THIS Wednesday (March 11), Bank Negara Malaysia (BNM) will release its 2014 annual report and many will be looking out for more clues on whether they should turn contrarian and bet that Malaysia will cut interest rates in the coming months to spur growth.
The central bank kept the key policy rate at 3.25%, as widely predicted last Thursday.
Currently, the consensus is still largely for interest rates to stand pat for most of this year with at least five economists predicting a 25 basis point hike towards the third quarter, possibly after the US Federal Reserve begins normalising its policy rates.

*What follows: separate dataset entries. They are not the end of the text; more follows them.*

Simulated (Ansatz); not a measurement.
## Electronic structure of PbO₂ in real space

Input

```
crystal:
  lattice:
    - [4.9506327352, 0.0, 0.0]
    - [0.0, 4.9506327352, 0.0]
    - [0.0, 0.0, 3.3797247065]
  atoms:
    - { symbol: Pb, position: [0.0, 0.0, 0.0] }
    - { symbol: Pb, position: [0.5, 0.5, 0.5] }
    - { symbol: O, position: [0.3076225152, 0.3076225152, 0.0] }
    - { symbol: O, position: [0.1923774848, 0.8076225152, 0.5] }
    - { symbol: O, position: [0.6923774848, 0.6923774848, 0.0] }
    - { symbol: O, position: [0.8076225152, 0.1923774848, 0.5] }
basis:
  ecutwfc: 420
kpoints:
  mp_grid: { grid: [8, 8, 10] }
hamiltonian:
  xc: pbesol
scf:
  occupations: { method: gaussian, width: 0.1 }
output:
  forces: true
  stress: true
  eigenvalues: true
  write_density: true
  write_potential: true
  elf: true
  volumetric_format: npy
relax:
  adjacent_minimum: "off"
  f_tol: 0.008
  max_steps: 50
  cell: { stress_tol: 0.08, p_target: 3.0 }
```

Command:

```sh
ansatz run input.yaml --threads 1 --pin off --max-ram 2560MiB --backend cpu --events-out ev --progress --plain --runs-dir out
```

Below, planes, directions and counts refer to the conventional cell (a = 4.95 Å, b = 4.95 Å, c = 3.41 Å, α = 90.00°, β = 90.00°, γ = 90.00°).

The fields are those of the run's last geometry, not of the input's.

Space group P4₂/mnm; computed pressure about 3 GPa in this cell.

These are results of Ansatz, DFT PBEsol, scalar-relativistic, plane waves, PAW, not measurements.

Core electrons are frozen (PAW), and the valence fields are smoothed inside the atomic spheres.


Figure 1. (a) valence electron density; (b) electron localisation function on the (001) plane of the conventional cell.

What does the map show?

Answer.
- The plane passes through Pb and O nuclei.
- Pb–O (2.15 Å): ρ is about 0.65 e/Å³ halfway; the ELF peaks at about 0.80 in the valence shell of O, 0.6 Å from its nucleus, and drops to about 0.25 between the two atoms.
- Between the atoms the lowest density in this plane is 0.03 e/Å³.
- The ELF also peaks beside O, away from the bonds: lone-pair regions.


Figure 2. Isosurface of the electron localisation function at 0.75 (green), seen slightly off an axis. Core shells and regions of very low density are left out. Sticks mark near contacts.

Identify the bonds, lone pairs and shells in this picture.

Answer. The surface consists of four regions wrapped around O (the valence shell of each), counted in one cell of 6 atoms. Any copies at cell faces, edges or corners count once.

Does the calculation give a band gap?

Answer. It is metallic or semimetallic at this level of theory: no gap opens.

“We still opine that an OPR (overnight policy rate) cut is off the table despite the recent monetary easing trend (seen in India, Indonesia, Australia and Singapore). GDP growth at 4.5% to 5.5% and absence of deflation threat do not warrant a rate cut,” Hong Leong Investment Bank Research economist Sia Ket Ee wrote in a March 6 note. “A rate cut will also narrow the Malaysia-US interest rate differential, causing the ringgit to be more fragile,” he adds.
But Morgan Stanley and JP Morgan have a contrarian view. Both reckon that Malaysia could cut interest rates as early as 2Q2015, according to Bloomberg data. JP Morgan, which expects a 25 bps cut post-GST implementation, in a recent note said policy focus for 2015 “will be biased towards maintaining growth amid tightening conditions, the introduction of the 6% goods and services tax (GST) in April and declining consumer sentiment”.
Morgan Stanley, in fact, had expected a 25 bps cut to happen within the current quarter and a second 25 bps cut by the second quarter to 2.75%. Inflation hit a five year low in January of only 1%, elevating real interest rates into positive territory — giving the central bank more policy flexibility.
Bank of Merrill Lynch’s (BaML) head of emerging Asia economics Chua Hak Bin expects BNM to stay on hold at 3.25% for 2015 but “sees a rising probability of Bank Negara Malaysia hopping on the easing bandwagon, given lower inflation risks. Several central banks have surprised with easing moves since the start of the year. China and India cut rates further in the past week.”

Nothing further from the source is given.